Of course the whole exercise was informed by his personality . . .

and here he was in a class of his own. He could be bullying, scary, fulminating, outraged, mischievous, humorous, didactic and empathic . . . all before the first ad break. This miasma of positions would usually reach a conclusion with that sigh, the most withering sigh known to the airwaves. He was also served by a string of producers who laboured under the burden of hauling their emotions from tears of frustration to helpless laughter at the wonder of it all.

Now the show is gone. The tragedy of its demise is not a personal one for Browne. He won't be short of work. But the national broadcaster is down one of the few remaining radical voices on the airwaves.

Just like John Kelly's Mystery Train, Tonight with Vincent Browne is surplus to requirements because there is precious little room anymore for dissonant voices. Everybody must fit into the nice, neat boxes that are designed for the consumer society.

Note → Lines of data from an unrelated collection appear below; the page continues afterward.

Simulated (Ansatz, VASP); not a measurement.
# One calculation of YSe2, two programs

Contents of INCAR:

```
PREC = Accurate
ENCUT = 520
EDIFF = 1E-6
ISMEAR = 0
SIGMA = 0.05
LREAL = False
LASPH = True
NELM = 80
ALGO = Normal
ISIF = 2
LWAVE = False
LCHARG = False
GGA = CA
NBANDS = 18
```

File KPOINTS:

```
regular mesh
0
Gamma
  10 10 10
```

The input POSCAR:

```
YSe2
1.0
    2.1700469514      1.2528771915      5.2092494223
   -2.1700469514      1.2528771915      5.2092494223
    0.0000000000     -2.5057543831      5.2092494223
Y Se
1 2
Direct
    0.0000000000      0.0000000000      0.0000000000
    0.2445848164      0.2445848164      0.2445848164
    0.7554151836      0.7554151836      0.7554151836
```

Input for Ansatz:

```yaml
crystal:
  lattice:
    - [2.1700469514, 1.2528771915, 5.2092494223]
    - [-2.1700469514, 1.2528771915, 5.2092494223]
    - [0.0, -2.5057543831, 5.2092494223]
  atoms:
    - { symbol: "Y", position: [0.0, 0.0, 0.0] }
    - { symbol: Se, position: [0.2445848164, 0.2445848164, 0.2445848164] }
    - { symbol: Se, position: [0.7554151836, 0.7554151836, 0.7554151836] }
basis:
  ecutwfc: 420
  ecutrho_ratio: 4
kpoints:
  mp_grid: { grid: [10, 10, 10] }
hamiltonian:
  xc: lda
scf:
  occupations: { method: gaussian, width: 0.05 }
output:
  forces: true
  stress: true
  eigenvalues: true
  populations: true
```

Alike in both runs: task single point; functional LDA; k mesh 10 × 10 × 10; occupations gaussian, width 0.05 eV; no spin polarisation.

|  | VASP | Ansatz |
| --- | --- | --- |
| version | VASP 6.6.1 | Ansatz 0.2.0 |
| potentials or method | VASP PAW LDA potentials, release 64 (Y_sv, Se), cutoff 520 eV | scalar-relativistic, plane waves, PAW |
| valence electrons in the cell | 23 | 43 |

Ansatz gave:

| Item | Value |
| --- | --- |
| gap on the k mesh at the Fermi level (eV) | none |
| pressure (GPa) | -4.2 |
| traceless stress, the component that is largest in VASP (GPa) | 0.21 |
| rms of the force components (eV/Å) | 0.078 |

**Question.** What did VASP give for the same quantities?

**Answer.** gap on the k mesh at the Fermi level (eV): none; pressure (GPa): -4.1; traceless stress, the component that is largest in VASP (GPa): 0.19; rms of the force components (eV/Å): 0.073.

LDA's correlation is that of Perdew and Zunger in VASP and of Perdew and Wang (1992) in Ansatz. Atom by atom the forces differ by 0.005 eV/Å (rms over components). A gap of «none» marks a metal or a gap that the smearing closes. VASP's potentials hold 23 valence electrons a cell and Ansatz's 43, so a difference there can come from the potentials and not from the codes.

Kelly gave a platform to eclectic music tastes on a mainstream station. Browne hauled minorities from dark corners, people like Travellers, immigrants, the mentally ill, and, through the force of his personality, made listeners take notice of some of the issues that remain unresolved in society.

In today's shrill environment, that instinct is denigrated under the tagline 'politically correct'. Advertisers and consumers don't need the hassle. They just want to be comforted.

Yes, we do know the price of everything today. The pity is, we appear to know less and less about the value of anything anymore.